Millions in loans to Chinese firms crippling UK steel: Company was handed £40m in deal to help it cut pollution

11 April 2016

Chinese firms accused of dumping steel that have led to the destruction of the British industry have been given loans by the European Investment Bank.

A loan of £40 million was made to one of the worst culprits of the practice, the Wuhan Iron & Steel Corporation – which has the Chinese communist government as its main shareholder.

Cheap steel imports, mainly from China, have brought the British steel industry to its knees, threatening to close the remaining operations.

It has been one of the main factors in the decision of Indian owners, Tata Group, to put its Port Talbot plant up for sale.

The European Commission has threatened to stop Wuhun from dumping steel by imposing tariffs of 36.6 per cent.

But EU bankers gave the firm a loan of £40 million five years ago to put towards a ‘Euro Combined Cycle Plant’ as part of a climate change deal.

The money is meant to go towards lower emission technology to reduce pollution and energy costs.

The Shaogang Songshan plant in Guangdong also received EU subsidies. It got £30 billion in European Investment Bank funds to improve its energy efficiency in 2008.

Peter Lilley, a Eurosceptic Tory and the former Trade and Industry Secretary told the Sunday Express: ‘I never cease to be amazed by the capacity of self-harm by European institutions, particularly when they become embroiled in climate policy.

‘We are not allowed to employ non-commercial support to our own industry, yet the EU has been doing exactly that for China.’

Simon Boyd, director of Reid Steel and South-west chairman of the Eurosceptic group, Business for Britain, said: ‘This is insane. Already, thanks to our EU membership, we’ve lost control of our trade policy and lack any ability to support the competitiveness of our steel industry.

‘Now we learn that the EU has been making loans to state-owned Chinese steel makers, who are then able to sell below cost back into the EU and our UK government has been powerless to intervene as it should have done due to the EU state-aid rules.
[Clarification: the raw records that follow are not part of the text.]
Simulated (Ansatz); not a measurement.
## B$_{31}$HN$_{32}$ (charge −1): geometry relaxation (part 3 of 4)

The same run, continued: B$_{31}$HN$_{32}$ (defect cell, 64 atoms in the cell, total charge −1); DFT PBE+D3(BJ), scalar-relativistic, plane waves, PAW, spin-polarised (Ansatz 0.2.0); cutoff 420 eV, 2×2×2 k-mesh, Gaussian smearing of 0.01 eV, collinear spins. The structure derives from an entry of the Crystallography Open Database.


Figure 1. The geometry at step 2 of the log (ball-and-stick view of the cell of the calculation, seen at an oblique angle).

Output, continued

‘We hand £350million a week to Brussels, that’s money we should spend on our priorities, not Chinese steel.’

Philip Hammond, the Foreign Secretary, has visited his Chinese counterpart in Beijing, Wang Yi, to discuss the crisis of steel dumping.

Mr Hammond said: ‘I urged China to accelerate its efforts to reduce levels of steel production.

He added: ‘The UK’s focus is on finding a long-term sustainable future for steel making at Port Talbot and across the UK, and I welcomed the potential interest of Chinese companies in investment in UK steel making.’

A deal to save one of Tata’s plants, in Scunthorpe, Lincolnshire, could be signed today.